Apologies if the question is too elementary here.

For a certain computational application I need to approximate Gaussian distribution $e^{-x^2}$ with specific absolute precision (within $10^{-7}$ over $\mathbb{R}$), preferably with rational functions.

Alas, I'm not familiar with approximation theory. Google pointed me toward Pade approximation as the way to go. Alas, I still don't know how to derive Pade approximation for a given function, much less how to ensure the approximation would fit to the prescribed precision. Could you point me towards the relevant information?

EDIT:

Here is some background. For some engineering computations I need analytical expressions for certain integrals; in this particular case for $e^{-x^2} \operatorname{erf}(x+a)$, where $a$ is a parameter that changes throughout the computation. Mathematica was unable to provide an analytical expression of $\int e^{-x^2}\operatorname{erf}(x+a)\,dx$ and neither was I.

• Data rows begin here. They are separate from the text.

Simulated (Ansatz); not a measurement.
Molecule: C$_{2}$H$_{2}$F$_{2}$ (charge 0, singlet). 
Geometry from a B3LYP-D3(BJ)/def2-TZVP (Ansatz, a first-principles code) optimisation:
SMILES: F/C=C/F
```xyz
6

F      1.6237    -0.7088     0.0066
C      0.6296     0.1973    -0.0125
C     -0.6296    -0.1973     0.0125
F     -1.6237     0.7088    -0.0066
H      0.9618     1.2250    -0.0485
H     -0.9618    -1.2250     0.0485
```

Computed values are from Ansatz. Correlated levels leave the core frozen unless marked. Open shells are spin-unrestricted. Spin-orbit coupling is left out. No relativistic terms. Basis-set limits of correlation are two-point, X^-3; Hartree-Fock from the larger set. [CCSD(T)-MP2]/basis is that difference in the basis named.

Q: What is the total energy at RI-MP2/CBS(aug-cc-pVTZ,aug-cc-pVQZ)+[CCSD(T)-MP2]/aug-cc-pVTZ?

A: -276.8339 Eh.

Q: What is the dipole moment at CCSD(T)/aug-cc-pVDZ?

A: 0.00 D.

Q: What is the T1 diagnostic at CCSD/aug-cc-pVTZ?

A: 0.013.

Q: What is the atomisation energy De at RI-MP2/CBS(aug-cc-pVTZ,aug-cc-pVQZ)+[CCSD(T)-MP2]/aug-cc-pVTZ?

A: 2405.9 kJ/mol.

That caused me thinking how can I approximate well known functions such as $e^{-x^2}$ and $\operatorname{erf}(x+a)$ (and possibly a few others I may need) so that their products would be analytically integrable?

It's very well known that one can obtain an analytic expression for an integral of a rational function, and that products of rational functions are rational. Thus the idea: approximate the relevant functions with rational ones using Pade approximation and integrate the products of Pade approximations. That would basically replace the integral I want with an expression containing a bunch of rational functions and $\log$s and $\arctan$s.

I've got to tightly control the precision of the above approximations though to have the model perform as expected. Thus the question.